AVocaDo : Strategy for Adapting Vocabulary to Downstream Domain

This repository contains the official implementation of the EMNLP 2021 paper "AVocaDo : Strategy for Adapting Vocabulary to Downstream Domain".

An Domain-adaption approach by expanding domain-specified vocabulary using "fragment score". AVocaDo can adapt various domain without requiring external resources. Check out our paper and more information.

pytorch implementation

Table of Contents
Setup
Vocabulary
Training
Evaluation
Result

Setup

Dependencies

Install other dependecies:

conda create -n avocado python=3.8
conda activate avocado

pip install -r requirement.txt
mkdir data
mkdir checkpoint

We implemented with mixed precision using apex (pytorch-extension library)

cd ../
git clone https://github.com/NVIDIA/apex
cd apex
pip install -v --no-cache-dir ./
cd ../avocado

We tested these script using 3090 RTX 24GB gpu in single and training with mixed precision. Overall descriptions of script:

implementation	Script	Description
finetune vocabulary with AVocaDo	script/emnlp_gen_vocab.sh	generate downstream-domain-specific vocabulary
baseline	script/emnlp_baseline.sh	baseline implementation
* AVocaDo with regularization (Our)	script/emnlp_avocado.sh	require new merge vocab

Vocabulary

A script(script/emnlp_gen_vocab.sh) performs generate new vocab for each dataset.

EC=bert-base-uncased
V=10000
Data= citation_intent
python avocado.py --dataset $Data \
  --root data \
  --vocab_size $V \
  --encoder_class $EC;

Training

A script(script/emnlp_baseline.sh) performs baselines. A script(script/emnlp_avocado.sh) performs train with our method

We tested these script using 3090 RTX 24GB gpu in single and training with mixed precision. If you get OOM errors, try decreasing batch_size.

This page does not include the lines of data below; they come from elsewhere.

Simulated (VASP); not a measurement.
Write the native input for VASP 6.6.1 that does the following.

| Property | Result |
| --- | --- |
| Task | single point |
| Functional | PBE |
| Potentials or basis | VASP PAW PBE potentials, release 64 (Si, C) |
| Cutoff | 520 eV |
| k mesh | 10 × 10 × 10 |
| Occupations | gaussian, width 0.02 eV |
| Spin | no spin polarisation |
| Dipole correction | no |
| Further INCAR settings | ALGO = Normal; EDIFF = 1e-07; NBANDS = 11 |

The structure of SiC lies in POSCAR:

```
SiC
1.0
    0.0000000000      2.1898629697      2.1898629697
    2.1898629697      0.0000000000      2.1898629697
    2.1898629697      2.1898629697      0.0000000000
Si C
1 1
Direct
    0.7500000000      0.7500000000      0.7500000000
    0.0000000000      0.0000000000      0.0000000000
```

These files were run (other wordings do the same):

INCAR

export PYTHONPATH="${PYTHONPATH}:../"
echo $PYTHONPATH
EC=bert-base-uncased # specify encoder
Data=citation_intent # specify dataset
V=10000
NGPU=0 
T=3.5
LI=5
AT=simclr
CHECKPOINT=../ # specify checkpoint

for S in 1994 1996 2015 1113 777
  do
  CUDA_VISIBLE_DEVICES=$NGPU python run_classifier.py \
      --dataset $Data \
      --root data \
      --do_train \
      --seed $S \
      --lr 1.0e-5 \
      --gradient_accumulation_step 1 \
      --per_gpu_train_batch_size 16 \
      --n_epoch 10 \
      --vocab_size $V \
      --merge_version \
      --temperature $T \
      --mixed_precision \
      --layer_index $LI \
      --use_fragment \
      --evaluate_during_training \
      --checkpoint_dir $CHECKPOINT \
      --contrastive \
      --align_type $AT \
      --prototype $R \
      --encoder_class $EC ;

Evaluation

We test at five random seed and calculate average score.